Suppose profiling reveals that a specific calculation is responsible for a significant portion of your CPU time, and instrumentation says that most of the time, it's just being asked to calculate the same thing over and over. A simple one-level cache would do the trick here.

BOOL IsPrime(int n)
{
 static int nLast = 1;
 static BOOL fLastIsPrime = FALSE;

 // if it's the same value as last time, then
 // use the answer we cached from last time
 if (n == nLast) return fLastIsPrime;

 // calculate and cache the new result
 nLast = n;
 fLastIsPrime = slow_IsPrime(n);
 return fLastIsPrime;
}

Of course, this isn't thread-safe, because if one thread is pre-empted inside the call to slow_IsPrime, then another thread will see values for nLast and fLast­Is­Prime that do not correspond to each other.

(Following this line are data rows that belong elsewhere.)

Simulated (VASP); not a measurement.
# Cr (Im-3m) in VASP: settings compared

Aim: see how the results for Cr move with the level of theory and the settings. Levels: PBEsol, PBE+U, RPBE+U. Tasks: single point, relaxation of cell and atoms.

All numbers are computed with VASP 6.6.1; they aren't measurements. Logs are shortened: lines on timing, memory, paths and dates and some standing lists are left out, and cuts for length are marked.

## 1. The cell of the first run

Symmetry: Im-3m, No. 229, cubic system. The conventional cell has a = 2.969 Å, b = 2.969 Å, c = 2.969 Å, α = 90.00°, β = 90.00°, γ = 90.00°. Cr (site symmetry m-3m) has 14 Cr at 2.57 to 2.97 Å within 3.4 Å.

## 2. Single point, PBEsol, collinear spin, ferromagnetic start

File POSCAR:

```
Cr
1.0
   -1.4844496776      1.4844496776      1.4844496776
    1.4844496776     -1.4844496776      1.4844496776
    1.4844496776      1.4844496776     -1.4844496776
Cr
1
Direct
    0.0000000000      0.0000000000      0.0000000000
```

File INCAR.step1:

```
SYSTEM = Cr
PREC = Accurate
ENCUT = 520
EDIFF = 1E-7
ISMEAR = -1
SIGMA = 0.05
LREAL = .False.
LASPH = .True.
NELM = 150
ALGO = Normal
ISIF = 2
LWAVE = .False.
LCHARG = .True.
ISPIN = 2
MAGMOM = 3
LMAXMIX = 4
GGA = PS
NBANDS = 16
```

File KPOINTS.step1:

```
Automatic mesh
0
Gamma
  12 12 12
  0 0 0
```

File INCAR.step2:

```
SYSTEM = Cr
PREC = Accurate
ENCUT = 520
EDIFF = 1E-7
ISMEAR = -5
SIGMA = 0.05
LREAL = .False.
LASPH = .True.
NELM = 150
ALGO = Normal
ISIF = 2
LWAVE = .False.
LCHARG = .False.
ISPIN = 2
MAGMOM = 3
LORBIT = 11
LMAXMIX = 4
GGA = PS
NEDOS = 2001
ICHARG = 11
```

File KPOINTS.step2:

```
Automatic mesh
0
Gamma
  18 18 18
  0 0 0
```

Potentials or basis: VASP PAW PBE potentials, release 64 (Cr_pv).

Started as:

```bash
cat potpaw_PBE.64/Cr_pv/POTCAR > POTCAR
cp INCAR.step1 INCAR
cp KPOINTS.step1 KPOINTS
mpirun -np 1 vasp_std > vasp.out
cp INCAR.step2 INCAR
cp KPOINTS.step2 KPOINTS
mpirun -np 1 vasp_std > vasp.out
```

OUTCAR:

One solution would be to put a critical section around this code, but this introduces an artificial bottleneck: If the most recent cached result is nLast = 5, fLast­Is­Prime = TRUE, and if two threads both try to see whether 5 is prime, you don't want those two threads to serialize against each other.

Another solution is to use slim reader-writer locks and acquire in shared mode when checking the cache and in exclusive mode when updating the cache. But let's try a lock-free solution.

We're going to combine two different techniques. First, we use the change counter technique we saw last time when we investigated try/commit/(try again), but we also combine it with a lock that is manipulated with a try/commit/abandon pattern.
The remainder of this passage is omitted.